Successful sound system design is all about collaboration between creative parties.
Much of sound system design is based on predictive modeling, using algorithmic virtual simulators like Enhanced Acoustic Simulator for Engineers (EASE), which will predict a given space’s acoustical characteristics such as reflection angles.
Religion may still have many mysteries but sanctuary sound is no longer one of them. Anyone looking for information about sound systems intended specifically for use in houses of worship (HOW) won’t have to look very far or hard these days—bespoke websites aim directly at church users while more generic online systems sellers have optimized their SEO to attract HOW visitors. AV systems integrators highlight religious-venue systems installations in case studies on their websites, while audio equipment manufacturers have set up dedicated departments that focus solely on the HOW market. Church technical directors routinely debate point-source-vs.-line-array solutions over coffee.
"the bottom line is that good communication, between everyone involved, is the foundation for any sound system project."
—Gary Zandstra, Director of Sales & Marketing, Parkway Electric, Holland, MI
The world of church sound has changed dramatically since Jim Brown of Audio Systems Group Inc. in Chicago offered his 1998 manifesto “Why Churches Buy Three Sound Systems, and How You Can Buy Only One,” a narrative of the times about how churches too often followed ill-suited advice or made decisions based solely on cost. Today, it seems as though you could rack up a B.Sc. degree in a few days’ worth of online research.
The real problem, however, might be one that’s become endemic in the age of information—there’s just too much of it out there, and making sense of it in preparation for choosing, designing and installing a new audio system could also result in some badly misspent church funds. What’s emerging as a countermeasure is the increased and more efficient use of collaboration amongst all of the stakeholders involved in designing, purchasing and installing a new or updated sound system in a house of worship. These include the church’s own representatives, the AV systems integrator and any consultants (any of whom might also have the title of system designer), the architect, and the general contractor (GC). It’s a measure-twice, cut-once approach that puts a lot of emphasis on the front end of a project and demands adherence to scheduled collaborative sessions along the way, but the outcomes tend to be much better.An Uncompromised Approach
“Modern worship builds are rich with audio and video media, and the technology infrastructure considerations are significant. It is more efficient to do the job once in the beginning, as opposed to triaging it later,” observes Dan Palmer, head of integration at L-Acoustics with U.S. offices in Oxnard, Calif. “Unfortunately, we quite often see compromises that are made early which then require change orders or renovations later to get it right.”

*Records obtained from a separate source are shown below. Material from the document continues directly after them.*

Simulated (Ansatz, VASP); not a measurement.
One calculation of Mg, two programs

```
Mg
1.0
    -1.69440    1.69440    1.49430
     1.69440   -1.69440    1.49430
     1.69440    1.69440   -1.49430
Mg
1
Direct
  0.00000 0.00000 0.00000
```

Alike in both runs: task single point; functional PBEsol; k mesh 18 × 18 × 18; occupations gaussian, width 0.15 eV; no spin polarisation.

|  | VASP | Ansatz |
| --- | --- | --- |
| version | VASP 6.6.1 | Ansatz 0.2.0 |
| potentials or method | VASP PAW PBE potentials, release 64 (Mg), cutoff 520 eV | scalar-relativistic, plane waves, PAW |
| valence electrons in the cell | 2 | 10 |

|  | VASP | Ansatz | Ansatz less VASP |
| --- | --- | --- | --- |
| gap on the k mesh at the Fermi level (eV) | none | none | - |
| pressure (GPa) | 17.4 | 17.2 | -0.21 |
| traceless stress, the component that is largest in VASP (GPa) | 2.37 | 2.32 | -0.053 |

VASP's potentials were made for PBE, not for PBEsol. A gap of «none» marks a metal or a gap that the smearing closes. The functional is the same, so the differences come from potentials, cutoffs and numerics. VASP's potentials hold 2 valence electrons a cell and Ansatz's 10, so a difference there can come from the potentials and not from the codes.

Gary Zandstra, the director of sales & marketing at Parkway Electric, an AV systems integrator with offices in Holland, Mich., and Loveland, Colo., says he’s very recently embraced Integrated Project Delivery (IPD), a protocol developed by the [Washington, D.C.-based] American Institute of Architects (AIA) that “integrates people, systems, business structures and practices into a process that collaboratively harnesses the talents and insights of all participants to optimize project results, increase value to the owner, reduce waste, and maximize efficiency through all phases of design, fabrication, and construction,” according to the AIA’s IPD webpage. What it really means, says Zandstra, is getting everyone involved together early on and developing a process collaboratively.
“Even small deviations from a plan can have substantial effects on other stakeholders’ parts of the plan,” he says. “For example, if a decision is made to change the kind of speakers a system design is using, that will likely require a change in the fly point. That, in turn, requires the input of the architect and the GC.” In other words, under the aegis of IPD, no agent in the process operates unilaterally or in a separate silo; everyone’s actions are transparent to everyone else.
Zandstra says the first project he applied IPD to, a large church in Chicago, began with everyone flying in for three days of intensive meetings that resulted in a detailed plan for the church’s sound system. This is not going to be economically feasible for every situation, but using telepresence technologies like Skype and Vidyo can accomplish many of the same goals. Technologies that allow the exchange of documents such as blueprints and other drawings are preferred, because a picture is indeed worth a thousand words—and in the case of a large sound system, possibly thousands of dollars, too.
“The bottom line is that good communication, between everyone involved, is the foundation for any sound system project,” says Zandstra. Types of Sound Systems
Two types of sound systems predominate in the HOW sector: point source and line arrays. The two types are fundamentally different: point source loudspeaker enclosures are usually designed so that all the drivers function as a single source. These systems generally have a fairly shallow coverage range and, as the distance from the source increases, their SPL decreases. Point source sound systems are often used to good effect in rooms that have irregular shapes, such as multiple balconies, at which individual speaker elements can be aimed.
A line array, on the other hand, is typically very large in the vertical dimension and is made up of a number of usually identical loudspeaker elements mounted in a line and fed in phase. The distance between adjacent drivers is close enough that they constructively interfere with each other to send sound waves farther than traditional horn-loaded loudspeakers, and with a more evenly distributed sound output pattern. However, line arrays can’t reach well into nooks, so fill speakers are often prescribed for those areas.
The line array has emerged as the most popular sound system type in recent years, thanks to its ability to direct sound. That’s being increasingly narrowed down to steerable arrays, which use digital signal processing (DSP) to allow extremely precise aiming of speakers at audience seating and away from reflective surfaces such as hard walls, glass and flooring that can create reflections that mar speech intelligibility. These are especially appropriate for environments such as cathedrals where reverberation is often the biggest acoustical challenge.